Kumi Insights:
A Dictionary Built Like a Brain
This week’s behind-the-scenes fold is something we’re really excited about:
We’ve been building Kumi’s Japanese Dictionary.
Coming soon™
Not as a generic “type a word, get a translation” thing.
More like a living reference that connects kana, radicals, kanji, vocab, and soon to be grammar the way your brain actually learns.
A peek at what’s coming:
A fast search across the whole language.
Kanji pages with readings, meanings, stroke order practice, and parts breakdown.
Relational links so one concept naturally leads to the next.




We’re also laying the foundation for an ecosystem around it.
Not just an app you quietly grind alone.
So we’re starting work on community + Discord integrations that make sense for how people already hang out.
A place where learners can compare notes, ask questions, and share progress.
And soon:
You’ll be able to create an account.
You’ll be able to save your favorite concepts while you’re browsing.
So when you start your learning journey, you’ll already have the things you saved and want to revisit.
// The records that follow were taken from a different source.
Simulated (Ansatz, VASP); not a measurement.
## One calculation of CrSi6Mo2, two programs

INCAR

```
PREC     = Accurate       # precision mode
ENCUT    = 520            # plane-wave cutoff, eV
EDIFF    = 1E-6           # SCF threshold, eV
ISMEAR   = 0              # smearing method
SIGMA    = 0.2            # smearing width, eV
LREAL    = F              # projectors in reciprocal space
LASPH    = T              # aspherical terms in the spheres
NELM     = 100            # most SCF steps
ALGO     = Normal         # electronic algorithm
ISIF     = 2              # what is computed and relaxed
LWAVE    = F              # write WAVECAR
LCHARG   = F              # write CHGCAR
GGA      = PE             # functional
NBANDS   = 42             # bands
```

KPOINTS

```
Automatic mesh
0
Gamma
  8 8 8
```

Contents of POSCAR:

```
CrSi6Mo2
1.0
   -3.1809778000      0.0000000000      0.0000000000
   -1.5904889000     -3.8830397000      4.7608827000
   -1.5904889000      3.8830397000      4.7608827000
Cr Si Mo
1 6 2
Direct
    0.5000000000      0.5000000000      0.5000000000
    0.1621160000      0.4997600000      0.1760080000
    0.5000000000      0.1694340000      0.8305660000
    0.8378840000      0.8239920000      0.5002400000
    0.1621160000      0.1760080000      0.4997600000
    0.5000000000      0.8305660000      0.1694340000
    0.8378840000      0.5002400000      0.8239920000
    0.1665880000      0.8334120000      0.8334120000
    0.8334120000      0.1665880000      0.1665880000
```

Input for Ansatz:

Our learning direction is simple:
Kumi isn’t a decks-and-flashcards app.
We’re in the works of building an engine that helps you truly learn with context and real usage.
A slightly bold claim (said with a smile):
We want to be the face of Japanese learning. Not by shouting. By doing something genuinely different.
We’re connecting more integrations and using more real dictionary-scale data than we’ve seen in any modern app.
Kumi is being built on the entire dictionary worth of structure in ways that actually make learning feel clearer, calmer, and more human.
The “three-stages” moment
It’s wild how Japanese feels like three different hobbies. First you’re just trying to hear it. Then you’re trying to say it.
Then kanji shows up like, “Hello. We’re doing art now.”
Japanese Insights:
小銭 (こぜに) and the art of “small money”
Okay, this one is low-key life changing if you’re in Japan.
小銭(こぜに / kozeni) literally means “small money,” and it’s what people use to talk about coins.
Not in a dramatic way.
More like: “my pockets are full of tiny metal discs again.”
Why it matters in real life:
Japan has a lot of coin denominations.
You end up paying with coins constantly.
And if you do not manage your 小銭, you become a walking maraca.
A super memorable pairing is:
小銭入れ(こぜにいれ / kozeni-ire) = coin purse
入れ is basically “container” or “holder.”
So it’s literally a “small-money holder.”
Examples (with natural, everyday translations):
小銭ある?
Kozeni aru?
Do you have any coins?
小銭が増えすぎた。
Kozeni ga fue sugita.
I ended up with way too many coins.
小銭入れ買ったほうがいいよ。
Kozeni-ire katta hō ga ii yo.
You should probably buy a coin purse.
How to remember it:
Think “small = little.”
Think “銭 = money.”
Put them together and you get the vibe instantly.
Tiny cultural note:
Coins are normal. Paying with coins is normal. Having a coin purse is normal.
It’s not “extra.” It’s just the clean fold.
That’s it for this week.
What’s one Japanese word you’ve learned that immediately made life easier?